Cleaning up behind some city tree crews, I mistakenly grabbed some of what I later found out was elm. No "D" holes...shoulda known it wasn't ash!

First time I hit it with a maul, no love. Second time I used more force than I thought was necessary, still no love. Third time, I was bringing the house--the maul literally bounced upwards. Coulda sworn it laughed on the "upswing."

I use a 10 lb maul on ash, and a "70cc maul" on elm now!


I brought home a pickup load of 16-24" elm logs last weekend. I've dealt with a lot of elm before, so I should have known better, but I didn't. Had a couple that the wedge went in on about 3 hits with the sledge, then on the 4th hit the dang thing bounced back out at me. I slabbed them down from the outside as much as I could and set them aside. They'll be much easier after a few months drying-or they just may become a camp fire at some point.
 
I brought home a pickup load of 16-24" elm logs last weekend. I've dealt with a lot of elm before, so I should have known better, but I didn't. Had a couple that the wedge went in on about 3 hits with the sledge, then on the 4th hit the dang thing bounced back out at me. I slabbed them down from the outside as much as I could and set them aside. They'll be much easier after a few months drying-or they just may become a camp fire at some point.

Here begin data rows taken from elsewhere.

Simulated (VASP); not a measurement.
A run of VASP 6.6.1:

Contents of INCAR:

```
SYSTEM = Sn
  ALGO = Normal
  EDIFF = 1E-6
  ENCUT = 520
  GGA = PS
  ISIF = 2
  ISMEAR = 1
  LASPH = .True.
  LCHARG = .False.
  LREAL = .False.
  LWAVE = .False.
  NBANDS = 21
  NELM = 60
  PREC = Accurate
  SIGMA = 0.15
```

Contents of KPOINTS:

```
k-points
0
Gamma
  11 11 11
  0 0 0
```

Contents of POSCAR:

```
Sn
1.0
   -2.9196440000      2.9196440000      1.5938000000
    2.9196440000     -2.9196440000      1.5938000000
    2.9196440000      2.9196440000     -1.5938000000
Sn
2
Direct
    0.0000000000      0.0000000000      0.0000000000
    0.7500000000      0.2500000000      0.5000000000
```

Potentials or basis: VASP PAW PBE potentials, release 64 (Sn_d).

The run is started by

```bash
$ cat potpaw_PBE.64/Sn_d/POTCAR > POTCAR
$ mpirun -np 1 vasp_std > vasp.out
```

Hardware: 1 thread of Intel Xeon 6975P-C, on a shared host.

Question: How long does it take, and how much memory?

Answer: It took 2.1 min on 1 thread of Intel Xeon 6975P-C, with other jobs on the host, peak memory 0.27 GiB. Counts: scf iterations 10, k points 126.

hard to split elm. you need to unrap it. start a few inchs in and work all the way around. burns good tho.
 
Thus far this winter we've taken down 6 or so 12-18" dbh elms that were standing dead here on our property . Got to them before they rotted. I have the small Timberwolf splitter, the TM-HV1, and this elm sure POPs. It does burn nice also. Haven't had the chance to touch some green stuff yet though.
Funny, over the years I've milled and installed thousands of feet of profiled casings, made up rabbeted door jambs, made doors, etc, all in the course of residential restoration carpentry, but never SPLIT or burned it. It works beautifully as a wood working product.
The oaks, especially the white, burns so much hotter though. Harder to work with also...
 
hard to split elm. you need to unrap it. start a few inchs in and work all the way around. burns good tho.

That's exactly what I do. Still a pain to deal with, though. But, I split more or less for the exercise of it, so I guess I can't complain too much.